Option 1: Sell first, then buy
For many households, this is the most conservative path. Selling before you buy can reduce the risk of carrying two mortgages at once and help you know exactly how much equity you can put toward the next purchase.
This option can also make your next offer cleaner. If your current home is already sold, you may not need a home-sale contingency when you buy, which can make your offer more appealing to a seller.
The tradeoff is timing. You may need temporary housing, storage, or a flexible occupancy arrangement if your current home closes before your next one is ready.
When selling first may make sense
You may prefer this route if:
- You want to avoid overlapping mortgage payments
- You need sale proceeds for your down payment
- You want more certainty around your budget
- You are comfortable with a short-term housing solution if needed
Option 2: Buy before you sell
This route can work if you have strong equity, solid cash reserves, or financing options that let you move forward before your current home closes. It can be helpful if you do not want to move twice or if you find a home you do not want to miss.
The upside is convenience and flexibility on the purchase side. The challenge is that you may face extra financial pressure if your current home takes longer to sell than expected.
Because Overland Park can move quickly, some buyers consider this path when they need to act fast. Still, it is important to line up financing and understand the cost of carrying both homes during the transition.
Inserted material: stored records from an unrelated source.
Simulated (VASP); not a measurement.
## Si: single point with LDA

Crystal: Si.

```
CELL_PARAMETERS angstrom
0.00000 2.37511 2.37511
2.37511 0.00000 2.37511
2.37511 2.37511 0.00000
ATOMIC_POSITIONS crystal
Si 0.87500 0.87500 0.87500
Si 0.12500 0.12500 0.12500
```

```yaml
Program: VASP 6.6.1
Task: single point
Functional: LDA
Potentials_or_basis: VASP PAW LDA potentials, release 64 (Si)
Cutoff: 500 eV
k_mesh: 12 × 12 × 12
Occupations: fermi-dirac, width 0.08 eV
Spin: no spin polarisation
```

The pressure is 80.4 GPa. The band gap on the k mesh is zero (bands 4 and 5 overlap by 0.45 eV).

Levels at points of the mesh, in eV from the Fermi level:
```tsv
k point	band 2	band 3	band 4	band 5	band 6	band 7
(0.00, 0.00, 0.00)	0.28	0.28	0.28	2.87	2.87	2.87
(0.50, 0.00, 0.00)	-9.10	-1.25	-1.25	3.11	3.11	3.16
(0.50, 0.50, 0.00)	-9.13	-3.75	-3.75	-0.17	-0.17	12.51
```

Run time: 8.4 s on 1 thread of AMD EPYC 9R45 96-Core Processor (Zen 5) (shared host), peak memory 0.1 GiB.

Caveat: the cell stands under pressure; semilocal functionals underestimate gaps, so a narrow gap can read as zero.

Bridge loans and equity access
A bridge loan is one option to discuss with your lender. It is short-term financing that may allow you to access equity in your current home before it sells so you can move ahead with your purchase.
This is not a casual shortcut. Lenders still evaluate income, credit, and your ability to manage the transition period. If you are considering this option, it should be part of an upfront financial conversation, not a last-minute fix.
Option 3: Use contingencies for protection
If you need to buy before your current home closes, contingencies can help protect you. These contract terms create time and structure around major milestones in the deal.
Common contingencies include:
- Financing contingency for time to secure your mortgage
- Appraisal contingency to help confirm value
- Inspection contingency for time to evaluate condition
- Home-sale contingency to give you time to sell your current home before closing on the next one
These protections can be valuable, but they need clear deadlines. If deadlines are missed, either party may have the ability to cancel the agreement when acting in good faith.
Why seller response matters
In a competitive situation, sellers may push back on a home-sale contingency. They may also ask for terms such as a kick-out clause or continue-to-show arrangement, which can help protect their side of the transaction.
That is why timing and preparation matter so much. If your current home is staged, photographed, and ready to list quickly, your overall position may be stronger when you write an offer on your next home.
Option 4: Use a rent-back after you sell
A rent-back, sometimes called a leaseback, can create breathing room after closing. In this setup, you sell your current home but remain there for a set period while you finish your purchase or move plans.
This can reduce the hassle of moving twice in a short period. It can also help if your sale closes before your next home is ready.
The arrangement should be clearly written, and insurance details should be reviewed carefully. Many lenders will not accept leasebacks longer than 60 days, so the timeline needs to be handled with care.
Build a real cash-flow plan
One of the biggest mistakes in a buy-sell move is focusing only on sale price and down payment. The real pressure often comes from the overlap of everyday costs during the transition.
Closing costs on a purchase typically run about 2% to 5% of the purchase price, not including the down payment. If you are also paying sale-related costs, moving expenses, storage, and temporary housing, your cash reserves can tighten quickly.
Costs to plan for
Make room in your budget for:
- Purchase closing costs
- Sale-side expenses
- Moving and storage costs
- Temporary housing if needed
- Overlap in mortgage payments
- Property taxes
- Insurance premiums
- HOA dues, if applicable
Having a realistic reserve can give you better options and help you avoid rushed decisions.
Understand Kansas paperwork and timing
In Kansas, written details matter. The Kansas Real Estate Commission says that if a licensee is assisting a buyer or seller, the exact agreement of the parties must be in writing.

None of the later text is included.